Thank you for bringing attention to the important issues around the handling of rape kits in the May 7 article, “Thousands of Rape Kits Untested.” I want to clarify a few important matters.
First, the $3.5 million to assist law enforcement with the increased testing anticipated from HB 1096/SB 767 was fenced off in the 2020 budget. We have high hopes that the Governor will allow this funding to be used for testing, but the decision to release these funds rests with him, not with the enactment of legislation.
Second, HB 1268/SB 569 (which has not yet been signed into law) creates a rape kit testing funding framework through the Governor’s Office of Crime Control and Prevention and will direct the $3.5 million to those law enforcement agencies that have the most kits to test. The $3.5 million is to supplement, not supplant, already existing funding that supports testing, and is meant to be forward-directed, to the increased number of kits required to be tested under HB 1096, which was recently signed into law.

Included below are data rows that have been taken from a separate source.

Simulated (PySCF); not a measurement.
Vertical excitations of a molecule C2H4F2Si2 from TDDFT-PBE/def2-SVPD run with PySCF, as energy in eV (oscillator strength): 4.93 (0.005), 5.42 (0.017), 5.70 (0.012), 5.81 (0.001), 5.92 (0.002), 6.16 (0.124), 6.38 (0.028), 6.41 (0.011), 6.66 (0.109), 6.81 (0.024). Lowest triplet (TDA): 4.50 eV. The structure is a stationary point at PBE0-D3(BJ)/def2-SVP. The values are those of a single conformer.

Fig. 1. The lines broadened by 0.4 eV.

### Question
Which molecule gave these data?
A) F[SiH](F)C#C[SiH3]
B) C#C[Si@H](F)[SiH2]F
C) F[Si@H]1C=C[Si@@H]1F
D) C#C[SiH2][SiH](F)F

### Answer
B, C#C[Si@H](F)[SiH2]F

The new law will substantially expand the universe of kits to be tested, but to say that “all” kits should be tested is too simplistic – I think we could all agree that the kits of survivors who have not provided their permission, for example, shouldn’t be tested.
We are hopeful that these legislative efforts will provide survivors with the consistency, respect and consideration they deserve as these difficult crimes make their way through our criminal justice system.
— Shelly L. Hettleman
The writer, a Democrat, represents Baltimore County’s 11th District in the House of Delegates. She was the lead House sponsor of HB 1268 and HB 1096.